State auditors check on city
September 22, 2010 | 08:55 AM
Two members of the state's nonpartisan Legislative Audit Bureau spent a couple hours with Lake Geneva officials Friday morning.
According to state auditor Jan Mueller, the auditors visited Lake Geneva to "follow up" on the city's policies, procedures and internal controls as cited in the 2009 reports from local auditing firm Deignan and Associates.
She said it's not typical for her office to send auditors to a municipality.
"Typically, we review the state," she said. "But, from time to time, we visit a local municipality."
State Rep. Samantha Kerkman (R-Powers Lake) is a member of the state's Committee on Audit. She said the bureau follows some fraud complaints and will sometimes go out to a municipality to check on what's going on. She said the village of Twin Lakes recently received a visit from the State Audit Bureau.
However, she said she was not aware of the visit to Lake Geneva or the reason for it.
"They might have received some information or are acting on an anonymous complaint," Kerkman said. "They don't tell us when their auditors are going out. We trust Jan and let her do her job."
On Monday, Mueller was quick to state that the auditors were not in Lake Geneva to perform an actual audit of the city.
"We were there to visit the city to follow up on the 2009 information," she said.
City Administrator Dennis Jordan said Monday the auditors met with him and other city staff. He said they gathered information about the city before visiting and once here looked at the city's policies and procedures and asked questions about the city's tax incremental financing district.
He said they also asked about former aldermanic candidate Barb Hartke's direct legislation effort for a comprehensive audit of the city's finances. Jordan said the auditors questioned why it wasn't put to a referendum.
He said city officials provided answers and the auditors left soon after.
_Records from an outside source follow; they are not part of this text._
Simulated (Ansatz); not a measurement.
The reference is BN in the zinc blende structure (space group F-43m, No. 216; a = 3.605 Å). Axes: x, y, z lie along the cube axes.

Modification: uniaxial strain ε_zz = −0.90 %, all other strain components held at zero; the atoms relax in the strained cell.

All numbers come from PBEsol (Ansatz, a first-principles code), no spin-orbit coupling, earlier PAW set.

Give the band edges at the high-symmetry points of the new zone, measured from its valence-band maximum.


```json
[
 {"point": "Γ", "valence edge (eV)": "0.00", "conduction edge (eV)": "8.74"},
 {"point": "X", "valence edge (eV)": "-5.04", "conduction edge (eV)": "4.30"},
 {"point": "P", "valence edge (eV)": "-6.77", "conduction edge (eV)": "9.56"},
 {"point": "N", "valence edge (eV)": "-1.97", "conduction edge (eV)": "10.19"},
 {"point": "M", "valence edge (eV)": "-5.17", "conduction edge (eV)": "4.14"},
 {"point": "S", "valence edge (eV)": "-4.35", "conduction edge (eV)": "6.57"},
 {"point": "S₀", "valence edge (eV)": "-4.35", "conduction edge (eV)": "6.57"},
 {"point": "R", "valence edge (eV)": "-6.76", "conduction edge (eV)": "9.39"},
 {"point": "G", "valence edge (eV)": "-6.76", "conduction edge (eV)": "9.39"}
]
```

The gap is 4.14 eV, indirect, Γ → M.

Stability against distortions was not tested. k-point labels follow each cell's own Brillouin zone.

Mueller said she felt "uncomfortable talking at this point" about who or how her bureau was contacted regarding the city. The bureau has a fraud hotline phone number listed on its website.
She did say that the bureau received "multiple contacts."
Mueller said there will be a report filed, but she didn't know when that would occur. She said the bureau still was waiting for the city to provide additional information before the report can be finalized.
As in previous years, the city's 2009 internal controls report cited several improvement needs with some "significant deficiencies" specifically related to segregation of duties because of a relatively small staff and preparation of financial statements not being outsourced.
Deignan and Associates, which performed the 2009 audit, noted a number of other aspects that "are opportunities for strengthening internal controls and operating efficiency." Several items were included in the management letter that have been addressed in the past several months, including parking and beach revenue collections. Others on the list included suggestions regarding segregation of duties, combining financial personnel in one department and addressing the city's petty cash policies.
Deignan and Associates weren't the only ones to perform a government-wide financial analysis. In a separate assessment of the internal controls performed in December 2009, Certified Public Accountants, Green Bay, made several suggestions to the city.
According to that 13-page document, the city could improve its "reliability and timeliness of internal and external financial reporting." The documents state that in 2008, the city did not do that and it created difficulties in managing city budgets for management. The report states that is one of the reasons the former comptroller was replaced by current comptroller Peg Pollitt.
The report also cites recommendations for receipts, revenues and accounts receivable procedures, reducing the number of separate checking accounts, and creating a policy for maintaining petty cash funds.